For three years, Moe’s BBQ has gathered some of Alabama’s greatest breweries for a grand showcase of their small-batch products. To complement the beer, Moe’s also gathers a lineup of musical entertainment to accent this great event. This year’s Firkin Fest will feature The Mulligan Brothers and Winston Ramble. Locals are familiar with these two groups, but another band will be using the event to introduce themselves to the Azalea City.
While the state is home to a multitude of jam rock fans, Alabama has very that play original music, which makes Festival Expressions so refreshing. This band mixes a variety of styles, which they strengthen through beautiful vocal harmonies. So far they have collected many (but not all) of their original tunes on a self-titled debut and a sophomore effort called “Conversations.”
Guitarist Mike Sinopole and drummer Josh Wiseman sat down with Lagniappe to discuss Festival Expressions and the state of Alabama’s jam scene. Stephen Centanni: You guys are pretty new to Mobile, so I have to know how you came together.
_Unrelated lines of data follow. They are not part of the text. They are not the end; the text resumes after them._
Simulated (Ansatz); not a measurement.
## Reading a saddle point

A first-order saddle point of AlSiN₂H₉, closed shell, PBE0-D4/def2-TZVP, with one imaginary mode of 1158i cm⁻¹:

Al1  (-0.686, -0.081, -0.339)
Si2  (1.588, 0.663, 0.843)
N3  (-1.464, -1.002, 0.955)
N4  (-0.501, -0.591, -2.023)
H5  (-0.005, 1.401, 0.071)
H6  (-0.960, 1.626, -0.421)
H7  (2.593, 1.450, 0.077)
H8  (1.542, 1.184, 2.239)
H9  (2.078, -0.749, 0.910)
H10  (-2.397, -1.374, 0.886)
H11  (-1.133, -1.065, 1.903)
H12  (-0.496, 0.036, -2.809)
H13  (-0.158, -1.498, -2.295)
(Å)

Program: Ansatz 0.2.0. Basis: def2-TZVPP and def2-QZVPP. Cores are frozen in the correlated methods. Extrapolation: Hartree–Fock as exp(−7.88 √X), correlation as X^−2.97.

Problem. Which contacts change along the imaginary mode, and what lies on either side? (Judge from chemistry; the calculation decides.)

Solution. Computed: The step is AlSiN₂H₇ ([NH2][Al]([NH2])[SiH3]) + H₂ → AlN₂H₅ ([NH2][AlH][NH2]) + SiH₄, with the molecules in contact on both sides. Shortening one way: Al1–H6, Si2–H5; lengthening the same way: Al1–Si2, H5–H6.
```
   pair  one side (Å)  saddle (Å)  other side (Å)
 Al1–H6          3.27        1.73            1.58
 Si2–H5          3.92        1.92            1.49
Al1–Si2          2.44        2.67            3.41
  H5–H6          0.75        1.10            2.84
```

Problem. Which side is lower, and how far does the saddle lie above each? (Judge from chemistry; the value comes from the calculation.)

Mike Sinopole: Basically, I’m from Huntsville. I moved to Birmingham to go to school, and I met our drummer here. I play guitar, and we started jamming. I had already been playing with our bass player in high school, and Josh (Wiseman) was already playing with our other guitar player in high school. We just all came together. Then we found a keyboard player, and that was it.
SC: Festival Expressions is a pretty original band name. Where did it come from?
Josh Wiseman: It was Ran (Ransom Pewitt), who is the other guitar player who sings a lot of the stuff. I was actually at Southern Union about seven years ago, and he was in school. I texted him a name in class that I thought was a good band name, even though we hadn’t played in a little while. It was “The Family of Friends.” He texted me back and said that he was thinking about “Festival Expressions.” That comes from the DVD of the Grateful Dead/Janis Joplin tour called “Festival Express.” He put a few letters on the end, and that’s our name.
Centanni: Alabama has a ton of jam bands. You would assume that we would have a bigger statewide jam scene with bands playing original music, but it’s mostly made up of cover bands. Why do you think there aren’t more original jam bands in Alabama?
Wiseman: My two cents is that I just think it’s easier to play covers, obviously. We all started playing covers. We learned the 40 covers, and that was our first show. Ran is a good music writer. We all write. I think it depends on the person, really. I think people find that it’s easier to play other people’s stuff, for sure
Sinopole: I think they feel like the public wants them to do covers. For us, we felt that if you’re gonna go out and be a band and do something, then you don’t want to be a cover band. Cover bands are fine, but if you really want do it, then you have to play originals. It’s part of being an artist. We want to have original stuff out there. I don’t really know why other bands don’t do it.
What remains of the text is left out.